Monday, April 8, 2013

The Book Thief

by Markus Zusak

Here is a story narrated by Death himself (yes, I will boldly assume that Death in this particular work of fiction is a he). This is really all it takes to get me interested. I had very high hopes for the story - in part due to the accolades the book received - and for once was not disappointed.

For the most part, Death stays in the background and lets the story of young Liesel, the 'book thief' in the title, unfold. But every once in a while, there are short segments of morbidity and, curiously, much regret voiced by Death.

The story it set in Germany and in 1930s, obviously covering the years leading up to WW II and all the horrors that brought forward. But other than many other stories set in that period it is not so much about the Holocaust and the suffering of the Jewish people, even though there is an underlying hint of it. Here we get the perspective of a young German girl (strangely enough not Catholic) seperated from her family. She lives in relative safety in a Munich suburb.
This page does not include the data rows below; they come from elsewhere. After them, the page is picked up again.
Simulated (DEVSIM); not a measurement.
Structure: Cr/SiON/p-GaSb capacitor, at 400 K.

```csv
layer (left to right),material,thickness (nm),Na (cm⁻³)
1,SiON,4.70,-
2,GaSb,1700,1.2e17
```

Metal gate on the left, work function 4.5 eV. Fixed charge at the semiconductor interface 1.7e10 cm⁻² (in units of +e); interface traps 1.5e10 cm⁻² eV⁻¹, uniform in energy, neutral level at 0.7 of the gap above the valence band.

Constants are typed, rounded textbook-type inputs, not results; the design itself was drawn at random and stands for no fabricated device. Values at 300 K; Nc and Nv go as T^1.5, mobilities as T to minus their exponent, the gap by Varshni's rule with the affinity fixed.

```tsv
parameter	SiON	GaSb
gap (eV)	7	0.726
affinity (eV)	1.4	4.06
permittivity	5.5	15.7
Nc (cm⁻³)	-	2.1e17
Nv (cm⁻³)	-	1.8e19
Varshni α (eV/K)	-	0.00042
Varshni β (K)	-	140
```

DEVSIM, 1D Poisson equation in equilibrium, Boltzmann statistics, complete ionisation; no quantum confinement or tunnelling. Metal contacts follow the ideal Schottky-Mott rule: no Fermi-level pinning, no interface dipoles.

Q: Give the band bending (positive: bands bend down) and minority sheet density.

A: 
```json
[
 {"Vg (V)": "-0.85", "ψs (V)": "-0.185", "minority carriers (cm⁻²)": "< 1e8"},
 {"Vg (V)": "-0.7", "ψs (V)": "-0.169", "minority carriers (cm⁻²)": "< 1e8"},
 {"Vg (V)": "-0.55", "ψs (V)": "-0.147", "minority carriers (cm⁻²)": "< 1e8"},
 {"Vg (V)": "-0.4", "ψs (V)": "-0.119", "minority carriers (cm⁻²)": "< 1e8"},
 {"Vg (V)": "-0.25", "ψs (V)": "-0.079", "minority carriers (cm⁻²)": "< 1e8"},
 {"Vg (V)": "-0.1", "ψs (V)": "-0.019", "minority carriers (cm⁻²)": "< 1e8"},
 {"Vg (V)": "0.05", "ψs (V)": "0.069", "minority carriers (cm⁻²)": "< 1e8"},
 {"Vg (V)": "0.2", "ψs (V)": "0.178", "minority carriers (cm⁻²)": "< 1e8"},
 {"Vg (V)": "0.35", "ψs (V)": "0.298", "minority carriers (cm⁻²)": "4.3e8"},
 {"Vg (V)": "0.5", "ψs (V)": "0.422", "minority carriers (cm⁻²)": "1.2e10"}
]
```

The rift the war brings into her foster family, the Hubermanns, is that their son is a staunch Hitlerite, suggesting Liesel read Mein Kampf instead of the books she prefers, while the parents hide a Jew, MaxVandenburg, for as long as they can.

This is a great book. What's more, it made me look into what Markus Zusak has written beside this, which led me to also read his I Am the Messenger, which is equally good.